Nanotubes respond to gas attacks
Jan 6, 2005
Physicists in the US and Sweden have shown that the electrical resistance of a carbon nanotube changes when it is hit by an atom or molecule. The new results will need to be taken into account in devices that rely on nanotubes as chemical sensors (H E Romero et al. 2005 Science 307 89).
Carbon nanotubes are rolled up sheets of graphite that display novel electronic properties as a result of their one-dimensional structure. Nanotubes also display mechanical strength along their length, but can be easily deformed in the radial direction.
Hugh Romero and Peter Eklund of Pennsylvania State University, and Kim Bolton and Arne Rosen of Göteborg University and Chalmers University of Technology have now shown that the tiny deformations or dents caused by collisions with various gas species can change the electronic properties of the nanotubes.
The team measured how the thermoelectric power and electrical resistance of thin films containing bundles of single-wall nanotubes (SWNT) changed when they were exposed to the various gases at a pressure of around one atmosphere. The nanotubes in the sample were between 1 and 1.6 nanometres in diameter and several microns long.

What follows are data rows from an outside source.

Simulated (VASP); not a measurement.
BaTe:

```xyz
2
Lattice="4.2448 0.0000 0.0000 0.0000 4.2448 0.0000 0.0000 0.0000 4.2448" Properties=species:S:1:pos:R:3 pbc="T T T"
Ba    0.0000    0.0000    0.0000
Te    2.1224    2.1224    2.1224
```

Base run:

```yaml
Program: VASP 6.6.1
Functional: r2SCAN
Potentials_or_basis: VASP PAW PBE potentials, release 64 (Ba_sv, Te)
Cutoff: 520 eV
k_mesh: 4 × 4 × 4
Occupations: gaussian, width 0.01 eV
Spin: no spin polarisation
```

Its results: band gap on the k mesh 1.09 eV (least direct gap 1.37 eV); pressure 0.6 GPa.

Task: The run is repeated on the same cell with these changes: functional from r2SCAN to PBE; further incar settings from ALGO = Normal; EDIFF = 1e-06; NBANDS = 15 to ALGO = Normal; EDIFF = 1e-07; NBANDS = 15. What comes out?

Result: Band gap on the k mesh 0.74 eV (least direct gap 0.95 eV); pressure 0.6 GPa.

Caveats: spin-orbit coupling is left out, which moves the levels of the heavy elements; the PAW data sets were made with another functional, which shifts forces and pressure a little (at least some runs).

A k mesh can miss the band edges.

Romero and co-workers studied the effects of collisions of inert gas atoms (helium, neon, argon, krypton and xenon) and small molecules (methane and nitrogen), and found that changes in both the thermopower and the resistance increased with the cube root of the mass of the atom or molecule.
"Our work shows that carbon nanotubes can be used to detect gases that are very difficult to observe with current measurement techniques," says Bolton. "When the walls are deformed by collisions with a gas, the flow of electricity is hindered and this allows us to measure the presence -- and pressure -- of the gas."